I ventured out to Meijer for Captain Crunch and any and all the .over the counter drugs that would offer relief to my misery. As luck would have it my Meijer has a Starbucks and I thought that a nice cup of hot tea with honey might just insure my survival during this outing. I walked up and with a voice cluttered with mucous said I would like a small hot tea. This is how it played out.
Kim: I would like a hot tea, please ….HACK, Cough!!!!
Snotty Starbuck Girl (SSG): What kind of tea?
Kim: I just want plain tea…Hack!
SSG: We don’t have regular tea but we have ….see goes on to name 24 different varieties all with different colors and names like Green Tea Zen.
Kim: Just give me the basic tea. SNEEZE
SSG: We don’t have basic tea you have to pick one. (eyes rolling)
Kim: I don’t know which one I want!!! UGH don’t you just have Lipton like tea.
At this time the mother behind me is covering her kids with hand sanitizer and saying ” Step away from that lady”. Apparently I am now a leper with no Starbucks finesse.
SSG: No, (sighing) you will have to step aside and chose a tea. NEXT!!

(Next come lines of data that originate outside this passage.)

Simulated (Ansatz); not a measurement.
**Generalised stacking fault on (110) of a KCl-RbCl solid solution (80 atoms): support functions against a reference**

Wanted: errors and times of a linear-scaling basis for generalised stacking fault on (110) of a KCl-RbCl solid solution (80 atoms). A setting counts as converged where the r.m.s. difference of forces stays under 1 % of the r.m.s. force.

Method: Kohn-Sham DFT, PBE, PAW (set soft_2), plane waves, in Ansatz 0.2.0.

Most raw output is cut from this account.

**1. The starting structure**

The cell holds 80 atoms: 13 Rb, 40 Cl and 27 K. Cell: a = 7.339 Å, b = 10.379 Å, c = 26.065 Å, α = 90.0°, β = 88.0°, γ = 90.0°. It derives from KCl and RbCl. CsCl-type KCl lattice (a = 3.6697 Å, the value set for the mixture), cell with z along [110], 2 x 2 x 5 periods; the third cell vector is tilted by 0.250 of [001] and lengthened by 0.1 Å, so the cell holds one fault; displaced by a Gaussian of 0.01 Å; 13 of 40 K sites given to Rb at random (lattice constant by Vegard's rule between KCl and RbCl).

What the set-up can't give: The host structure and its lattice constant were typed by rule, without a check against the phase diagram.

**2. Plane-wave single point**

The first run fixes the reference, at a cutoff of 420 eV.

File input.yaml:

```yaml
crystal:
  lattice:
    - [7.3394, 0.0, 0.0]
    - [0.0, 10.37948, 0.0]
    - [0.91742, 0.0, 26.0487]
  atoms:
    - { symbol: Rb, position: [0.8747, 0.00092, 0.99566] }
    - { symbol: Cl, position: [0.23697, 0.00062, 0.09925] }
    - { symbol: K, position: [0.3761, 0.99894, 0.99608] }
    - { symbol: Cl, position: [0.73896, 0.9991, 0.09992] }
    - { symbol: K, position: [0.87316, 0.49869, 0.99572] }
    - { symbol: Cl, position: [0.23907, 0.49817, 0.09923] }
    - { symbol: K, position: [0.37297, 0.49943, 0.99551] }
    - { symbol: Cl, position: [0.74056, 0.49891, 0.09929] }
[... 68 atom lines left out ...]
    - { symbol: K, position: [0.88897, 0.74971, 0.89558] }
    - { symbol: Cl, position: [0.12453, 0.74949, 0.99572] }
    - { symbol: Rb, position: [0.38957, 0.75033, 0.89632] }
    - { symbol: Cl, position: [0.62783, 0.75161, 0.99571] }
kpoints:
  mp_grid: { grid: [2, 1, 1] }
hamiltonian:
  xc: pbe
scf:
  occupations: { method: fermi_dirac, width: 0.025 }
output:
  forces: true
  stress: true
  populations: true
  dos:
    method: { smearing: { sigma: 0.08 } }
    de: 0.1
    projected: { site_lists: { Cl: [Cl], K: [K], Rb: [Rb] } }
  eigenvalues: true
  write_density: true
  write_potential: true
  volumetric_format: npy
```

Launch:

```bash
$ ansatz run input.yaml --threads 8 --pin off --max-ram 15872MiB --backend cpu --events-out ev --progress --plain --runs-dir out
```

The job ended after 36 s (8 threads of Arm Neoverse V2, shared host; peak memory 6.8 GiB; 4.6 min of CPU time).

I am now standing in front of the squillon types of tea about to hack up a lung when I spot a familiar name. EARL GREY. Now I have no idea what color it is because I am thinking it isn’t gray but I chose it and move on.
SSG: You want Earl Grey?
Kim: Yes,I say proudly and please add honey.
I was so excited to have made the choice and so eager to calm my aching throat that I took a big gulp. You guessed it……my entire tongue and throat were scalded. I look over to see SSG smiling. Screw the Captain Crunch I am going home.